With our Film With Pride Liverpool Trans Pride special kicking off online this week, we spoke to the curator of the series, Kelly Stubbs.
Kelly is a youth worker, supporting LGBT+ young people across Cheshire, the coordinator of Transmission Art Project – a conceptual art project dealing with contemporary issues around gender – and an activist.
She organised her first demonstration in South Wales, against David Alton’s proposed bill to take away the right of women to make choices about their own bodies in 1988. Later the challenge was thrown down to organise a Trans Pride in Liverpool and she found an activity which resolved the split in her life between her public, political activism and a previously hidden and confused private life as a nascent transgender woman. Liverpool’s first Trans Pride took place on Transgender Day of Visibility (TDoV) 2019.
Originally set to be hosted as a socially-distanced event at Picturehouse @ FACT, the Film With Pride special was intended to include debate and discussion around the eight films: A Throne for Miss Ghana, All Falls Down, Ishq, Dosti and All That, Lilly, Finally Leon, Realness, Afirmar Con Ello Otro Mundo (Thus Affirm Another World) and F to M.
But, with the UK back in lockdown, the programme has moved online and we spoke to Kelly about her selections.
“A Throne for Miss Ghana, All Falls Down and Ishq, Dosti and All That, address some of the common truths or assumptions about the transgender experience, but in different ways. The films I’ve chosen very much reflect the breadth of common experience for transgender people internationally.
“A Throne for Miss Ghana reminded me of the kitsch magic of Ma Vie En Rose and the power of dreams and hope. All Falls Down looks at the reality of being transgender in suburban US and highlights how that is not the pot of gold at the end of our rainbow. Ishq, Dosti and All That is a beautifully-made documentary of trans life in India, which despite the various forms of distance, is immediately familiar to me.
“In many ways, Lilly is the film that has stayed with me most since making these selections. Like all of these films, there is a clumsiness to the film making to be expected from film makers working with one arm tied behind our backs. Inevitably there are scenes amongst all these films which hit the wrong note, but Lilly is the closest I’ve come to seeing my life prior to coming out, up on the screen!
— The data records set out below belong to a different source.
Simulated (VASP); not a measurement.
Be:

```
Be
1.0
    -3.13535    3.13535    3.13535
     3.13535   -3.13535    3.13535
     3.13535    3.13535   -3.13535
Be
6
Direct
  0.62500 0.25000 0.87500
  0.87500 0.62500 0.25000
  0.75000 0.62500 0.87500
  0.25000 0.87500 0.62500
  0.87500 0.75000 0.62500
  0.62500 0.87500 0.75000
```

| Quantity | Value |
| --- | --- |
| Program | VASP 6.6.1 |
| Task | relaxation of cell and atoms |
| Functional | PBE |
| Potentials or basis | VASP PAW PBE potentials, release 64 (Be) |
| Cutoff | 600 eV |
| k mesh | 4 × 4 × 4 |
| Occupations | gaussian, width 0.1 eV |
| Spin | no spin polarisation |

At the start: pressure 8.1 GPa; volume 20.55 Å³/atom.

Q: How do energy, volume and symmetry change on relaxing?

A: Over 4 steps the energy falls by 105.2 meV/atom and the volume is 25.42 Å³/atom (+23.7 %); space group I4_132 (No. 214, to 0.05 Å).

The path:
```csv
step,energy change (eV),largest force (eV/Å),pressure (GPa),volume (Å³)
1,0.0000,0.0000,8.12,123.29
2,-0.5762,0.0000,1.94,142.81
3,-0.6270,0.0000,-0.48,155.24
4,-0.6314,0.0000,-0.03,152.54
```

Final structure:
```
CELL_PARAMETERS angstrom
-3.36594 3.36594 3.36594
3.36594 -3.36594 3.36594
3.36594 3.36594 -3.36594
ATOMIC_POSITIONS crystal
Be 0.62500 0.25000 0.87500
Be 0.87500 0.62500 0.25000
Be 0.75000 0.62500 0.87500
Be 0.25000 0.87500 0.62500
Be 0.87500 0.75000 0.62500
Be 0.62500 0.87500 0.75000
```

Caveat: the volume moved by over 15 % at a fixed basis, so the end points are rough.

“Finally Leon and Realness are two films standing on the shoulders of Rainer Werner Fassbinder and Pedro Almodovar, respectively. Finally Leon paints a beautifully simple portrait of the anguish of visibility – or lack of – of our oppression, in particular relating to transgender men.
“Realness fleshes out our awareness of the trans experience in Spain with gusto, while Afirmar Con Ello Otro Mundo (Thus Affirm Another World) and F to M, finish our international tour of the trans experience and pack as much punch in their very short running times as a dozen of The Danish Girl
“Every one of these films is from a different country, but these two films encapsulate the commonality of experience we all face, beyond the immediate experiences of our respective genders.”